Markdown content reuse

A content authoring environment

01 Mar 2019

Software Developer, Information Architect
Jekyll, Ruby, CSS, JavaScript, Metalsmith, LiquidJS, NodeJS, Travis, CI/CD, Git, Support, Training

When writers needed a way to reuse their then roughly 500 markdown topics across multiple products, I provided a method of authoring in Jekyll to support conditional coding in markdown. Writing with conditional coding can be messy regardless of the authoring method used, but with Jekyll, they were happy to be able to continue editing in markdown rather than migrating to DITA. Three years later, they are still happy with the conditional coding method, which is now provided by a Metalsmith and LiquidJS solution I wrote. The change was to address the need to deliver marked-it-cli markdown to the corporate build and translation workflow rather than deliver the output HTML files that Jekyll produced.

IBM Cloud products started adopting markdown in roughly 2015 for content authoring. IBM Watson Studio was one such product. By the end of 2017, its documentation source contained a number of markdown topics that conformed to IBM Cloud markdown standards (GitHub-flavored markdown with some Kramdown extensions, transformed to HTML with the marked-it-cli parser).

Starting in 2018, Watson Studio cloud product features were added to various on-premises products. Much of the functionality and UI would remain consistent, which resulted in the need to reuse much of the existing topic content. Problem is, reuse is difficult when you can’t conditionalize the content by product.

That’s where a static-site generator (SSG) like Jekyll comes in. With an SSG, you can write simple code like this to filter content:

{% if site.product == "cloud" %}
Paragraph targeted to cloud audiences.
{%- endif %}
{%- if site.product == "onprem" %}
Paragraph targeted to on-premises audiences.
{%- endif %}
{%- if site.product == "local" %}
Paragraph targeted to desktop application audiences.
{%- endif %}

Jekyll was the SSG of choice for a couple of reasons:

  • It supports Kramdown, which is similar to IBM Cloud markdown, making migration painless.
  • It is one of the oldest and most stable SSGs out there. It has a large community.

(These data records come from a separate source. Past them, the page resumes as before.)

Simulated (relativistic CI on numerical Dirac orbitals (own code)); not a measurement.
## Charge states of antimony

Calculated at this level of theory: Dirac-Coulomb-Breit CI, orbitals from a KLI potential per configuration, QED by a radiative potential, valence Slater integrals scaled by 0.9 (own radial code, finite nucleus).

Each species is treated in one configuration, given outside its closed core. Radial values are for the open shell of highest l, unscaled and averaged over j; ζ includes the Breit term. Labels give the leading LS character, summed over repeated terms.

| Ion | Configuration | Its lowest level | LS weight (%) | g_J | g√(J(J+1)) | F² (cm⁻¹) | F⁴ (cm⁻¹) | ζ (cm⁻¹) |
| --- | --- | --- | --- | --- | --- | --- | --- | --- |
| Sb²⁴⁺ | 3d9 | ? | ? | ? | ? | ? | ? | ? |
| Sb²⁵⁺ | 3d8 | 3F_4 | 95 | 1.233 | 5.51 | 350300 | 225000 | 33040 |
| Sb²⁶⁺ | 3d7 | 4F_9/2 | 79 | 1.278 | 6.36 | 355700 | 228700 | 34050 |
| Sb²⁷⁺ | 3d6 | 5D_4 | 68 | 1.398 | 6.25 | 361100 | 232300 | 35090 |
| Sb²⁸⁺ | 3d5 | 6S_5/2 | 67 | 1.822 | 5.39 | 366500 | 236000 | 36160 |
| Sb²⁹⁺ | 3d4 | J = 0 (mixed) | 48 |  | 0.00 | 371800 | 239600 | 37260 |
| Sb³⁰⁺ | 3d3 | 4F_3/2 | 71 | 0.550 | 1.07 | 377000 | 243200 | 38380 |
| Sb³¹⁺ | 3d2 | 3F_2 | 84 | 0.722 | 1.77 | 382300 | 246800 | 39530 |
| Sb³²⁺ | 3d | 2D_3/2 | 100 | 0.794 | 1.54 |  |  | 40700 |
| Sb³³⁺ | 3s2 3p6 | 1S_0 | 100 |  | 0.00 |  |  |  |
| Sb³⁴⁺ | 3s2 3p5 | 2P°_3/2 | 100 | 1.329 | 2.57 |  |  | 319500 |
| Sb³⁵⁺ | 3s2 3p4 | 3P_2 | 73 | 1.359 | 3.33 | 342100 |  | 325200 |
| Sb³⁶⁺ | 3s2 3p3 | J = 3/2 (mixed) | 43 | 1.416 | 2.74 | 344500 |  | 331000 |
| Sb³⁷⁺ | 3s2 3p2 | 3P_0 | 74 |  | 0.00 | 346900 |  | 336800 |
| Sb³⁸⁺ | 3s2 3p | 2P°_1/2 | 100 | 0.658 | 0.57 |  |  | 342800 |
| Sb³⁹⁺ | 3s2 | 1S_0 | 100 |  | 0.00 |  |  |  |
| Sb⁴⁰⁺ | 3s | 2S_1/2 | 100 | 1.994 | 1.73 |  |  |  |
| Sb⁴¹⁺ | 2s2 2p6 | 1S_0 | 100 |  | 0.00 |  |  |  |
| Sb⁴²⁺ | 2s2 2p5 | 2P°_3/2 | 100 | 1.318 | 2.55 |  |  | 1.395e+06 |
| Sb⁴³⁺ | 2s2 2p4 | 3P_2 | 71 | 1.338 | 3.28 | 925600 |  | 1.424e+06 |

As an SSG, it offered additional benefits, too:

  • Live preview of the filtered output while authoring
  • Includes, which provide authors with shortcuts for long repeated HTML snippets, such as video embeds
  • Templating, which allows for a different style to be applied to the output for each condition—perfect for the three documentation apps at the time: IBM Knowledge Center, Analytics product hub, and the Data Platform documentation service

To use Jekyll, however, I needed to be address a few of things to ensure the new writing method worked with the IBM Knowledge Center build processes, such as writing the logic to read YAML ToC files recursively and create a set of ditamaps for publishing. I also added features to provide the writers with a delightful and effective authoring experience, such as custom styles to highlight internal, beta, and draft content in the local table of contents and topics to ensure markup was appropriately applied.

After I provided a workshop to educate folks on the new system and how to set up the custom builds on TravisCI to publish, we started on the journey, and the team is still authoring conditionally coded markdown today in 2023 in their current library of 1,200 topics, albeit with Metalsmith.

For reasons previously mentioned, I did replace Jekyll with Metalsmith, which is a highly customizable SSG. It allowed me to modify the custom pre-processor with the latest LiquidJS templating language to preserve the Liquid coding of Jekyll. It also allowed me to create a transformer that used marked-it markdown instead of kramdown. And, I was able to replicate the required configuration variables and local development environment, similar to those with Jekyll. Thankfully, Metalsmith provided the added benefits of building the content five times faster and working in a NodeJS environment, which is easier for the team to work in than Ruby.